Wednesday, March 5, 2008

The Way of Progress

"I was taught that the way of progress is neither swift nor easy." -Madame Marie Curie


Patrick Woessner began an interesting Twitter discussion the other day by mentioning that he was helping his son study for a quiz about the Amish. He commented
I spend much of a snow day helping 8 year old study facts about Amish culture...interesting but relevant to him how? Lots of time spent helping [son] study for quiz on the Amish...I'm about ready to toss the computer
When I pointed out the irony of using a computer to study a group famous for their policy of rejecting all labor saving technologies, he responded
Not to worry...they were old fashioned drill and kill worksheets

This exchange started me wondering why his son was studying this particular topic: as part of a unit on world religions; for a discussion of attitudes towards technology; in relation to local history? "Drill and kill worksheets" don't sound like inquiry-based research.

Is it possible that one source of digital inequity in our educational system is an Amish-style attitude towards technology and change? Just a thought.

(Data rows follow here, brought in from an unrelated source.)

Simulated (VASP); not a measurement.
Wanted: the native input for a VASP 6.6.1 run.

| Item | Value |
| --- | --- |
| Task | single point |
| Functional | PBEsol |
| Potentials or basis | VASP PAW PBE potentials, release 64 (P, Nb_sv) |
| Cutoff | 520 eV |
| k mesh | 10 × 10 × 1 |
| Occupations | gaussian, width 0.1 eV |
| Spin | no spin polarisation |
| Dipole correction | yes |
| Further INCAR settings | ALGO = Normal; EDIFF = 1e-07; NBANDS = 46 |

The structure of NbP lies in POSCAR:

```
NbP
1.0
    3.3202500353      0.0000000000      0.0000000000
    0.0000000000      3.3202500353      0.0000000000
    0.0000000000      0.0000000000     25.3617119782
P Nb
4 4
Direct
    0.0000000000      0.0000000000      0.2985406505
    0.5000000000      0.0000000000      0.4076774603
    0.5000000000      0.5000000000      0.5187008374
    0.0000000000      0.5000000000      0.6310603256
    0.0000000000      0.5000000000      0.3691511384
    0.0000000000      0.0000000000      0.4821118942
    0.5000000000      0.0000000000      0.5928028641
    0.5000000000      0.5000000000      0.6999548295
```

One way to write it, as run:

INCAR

"Change does not necessarily assure progress, but progress implacably requires change. Education is essential to change, for education creates both new wants and the ability to satisfy them." -Henry S. Commager



"Out of time" by Sleestak66

5 comments:

Dina said...

Oh Diane... there are two million ways to make kids sit up and go, "WOW" about the Amish, and consequently about the choices our own society makes-- Hand dipped candles and quilts. Bread. Challenge the students to live like the Amish for a day...and here the Amish are, flattened onto a drill and kill ditto. I want to DIE. :)

diane said...

I totally agree. The kids could become Amish reenactors and have an incredible experience.

But I stiil wonder why that particular topic was chosen. Could just as easily been Shakers or colonists or Pilgrims.

It's the focus and the activities that make the learning come alive for students.

pwoessner said...

Diane,

Nice post and I agree 100% with Dina's comment. The Amish were the topic because they were in the textook; curriculum by publishers makes no sense to me.

I'll let you know how he did next week when we get the quiz back. In the meantime, I took the idea a little further with a post of my own: http://pwoessner.com

Pat

A Keeper's Jackpot said...

I agree that the learning experience would be more meaningful if they were to act out the Amish life.

I remember in 8th grade we had "Ellis Island Day" where we were randomly assigned a character, a life, and a country. We had to choose an appropriate name for our nationality, dress up, and act the part which required researching the country we were from and what possible hardships made us want to go to America. I certainly learned more than I would have just memorizing facts about Europe. We even pretended to go through the immigration process.

At the end there was a field trip to Ellis Island.

diane said...

Pat,

I enjoyed your post - you took the conversation in a different direction, like a critically-thinking 21st century citizen should :-)

Jackie,

I was one of the Inspectors at Ellis Island Day: once you poor immigrants made it through the process (and not everyone did) I administered the oath you took.

As both the mother of a participant, and an adult volunteer, I observed the excitement that a good learning activity can generate.

It doesn't sound like Pat's son got to experience that feeling.